Friday, May 7, 2010

club ettiquite pt 1.

listen peoples... it's time we get it together, so since we FAIL to see how one another acts in the club... here's a list so that we can get it right for the new year... starting with tips for interacting with:

the DJ
1: asking for a song, and THEN threatening to stand by him until he plays it, probably cuts ur chances of hearing it down to zero.. us djs are some hilarious characters, and we WONT play it jus to piss u off...

2: reaching over the equipment with a drink in ur hand is automatic grounds for a smack..

3: I don't kno about other djs, but me... I only like to play songs ONCE... subliminal term for.. GET UR ASS THERE EARLY!! we all know the best songs are played between 12:30- 2am...

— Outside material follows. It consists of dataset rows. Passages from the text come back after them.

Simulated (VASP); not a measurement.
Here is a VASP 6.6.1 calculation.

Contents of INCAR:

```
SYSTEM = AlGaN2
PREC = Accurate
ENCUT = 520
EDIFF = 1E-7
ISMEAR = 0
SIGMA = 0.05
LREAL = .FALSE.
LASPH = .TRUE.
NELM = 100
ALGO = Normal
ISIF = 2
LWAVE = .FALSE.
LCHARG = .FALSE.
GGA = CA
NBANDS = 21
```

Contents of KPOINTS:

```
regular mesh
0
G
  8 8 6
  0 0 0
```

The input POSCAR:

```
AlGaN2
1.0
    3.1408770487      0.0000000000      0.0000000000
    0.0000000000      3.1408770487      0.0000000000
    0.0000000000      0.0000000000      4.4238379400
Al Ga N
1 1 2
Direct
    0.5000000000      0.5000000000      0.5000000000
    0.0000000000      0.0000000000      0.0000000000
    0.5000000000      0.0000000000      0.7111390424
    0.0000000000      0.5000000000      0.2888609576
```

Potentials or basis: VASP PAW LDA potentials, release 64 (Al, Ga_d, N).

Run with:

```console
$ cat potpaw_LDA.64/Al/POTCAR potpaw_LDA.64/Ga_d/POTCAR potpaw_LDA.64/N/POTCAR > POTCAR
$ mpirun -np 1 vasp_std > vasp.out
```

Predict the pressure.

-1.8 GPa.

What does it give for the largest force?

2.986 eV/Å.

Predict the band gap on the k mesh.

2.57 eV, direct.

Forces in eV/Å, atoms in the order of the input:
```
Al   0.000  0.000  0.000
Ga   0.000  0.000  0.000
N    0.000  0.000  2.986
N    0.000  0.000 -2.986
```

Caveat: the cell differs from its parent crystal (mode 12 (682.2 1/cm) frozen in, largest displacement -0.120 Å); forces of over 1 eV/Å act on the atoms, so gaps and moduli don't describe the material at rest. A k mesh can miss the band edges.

4: shout outs... touchy one right here, but has to get spoken on. for the record, the DJ doesn't owe anyone SHIT!! shout outs as well.. so it's pretty much up to the discresion of the said DJ to do shout outs.. but there are some guidelines... 1.if ur birthday passed by 3 weeks, u aren't entitled to a bday shout out, 2. if u want a personal shout out jus to feel important, that's cool, but jus to let em kno ur in the building?? that's corny.. 3. u wanna use MY time to promote ur upcoming parties?? not gonna fly.

5: requests... smh, there's so much I can say on this but imma keep it simple... if the DJ is in a certain genre, don't ask for some off the wall shit and want it played next.. pay attention to the crowd, if u think the song is corny that's being played and he floor is full... then I think u took an automatic fail on ur choice now didn't u.. my suggestion would then to be for u to sit down and shut the fuck up!! I got this!!!

moving on

club goers

1: attire. now... AS a DJ I see ALL of u, i notice if it took u a whole evening to dress or all of a tv commercial's length. point being is that if u stretching a size 12 foot into a 6 jus to keep that dream of small feet alive... fail.. if u stretching an inner tube of a gut into a deloren shirt jus to look nice... fail, ya look like a muffin... fellas, u ain't exempt, skinny jeans... leave those for the younger generation.. tryin to dance in em and constantly adjusting ur nuts?? FAIL..

2: everybody... i kno the club is supposed to be a form of release for he day, but please... KNOW YOUR LIMIT!! there's nohing worse than watchin ur drunk ass stumble across the dance floor like u in a pinball machine.. or that infamous chick sittin at the bar clutching her drink as she falls to the ground... u may think that shit is funny, but u look like an ass.. I kno I had my moment, (Orlando march madness) but shit, ya won't catch me slipping again.. so please, kno when to say when...

3: hygene... this should be a given, it's an insult to urself if u lookin good, nice outfit hair done properly only to step to someone and ur breath is smelling like a thousand miles of shit... pop a mint and get that desperately needed BANG ouf life before speaking or quite simply, do a breath check... it's free and convenient...

were in America, we use deoderant over here.. please make a note of it.

part two to this will follow in a few days.. jus had to get this off my chest... enjoy ur day!!!!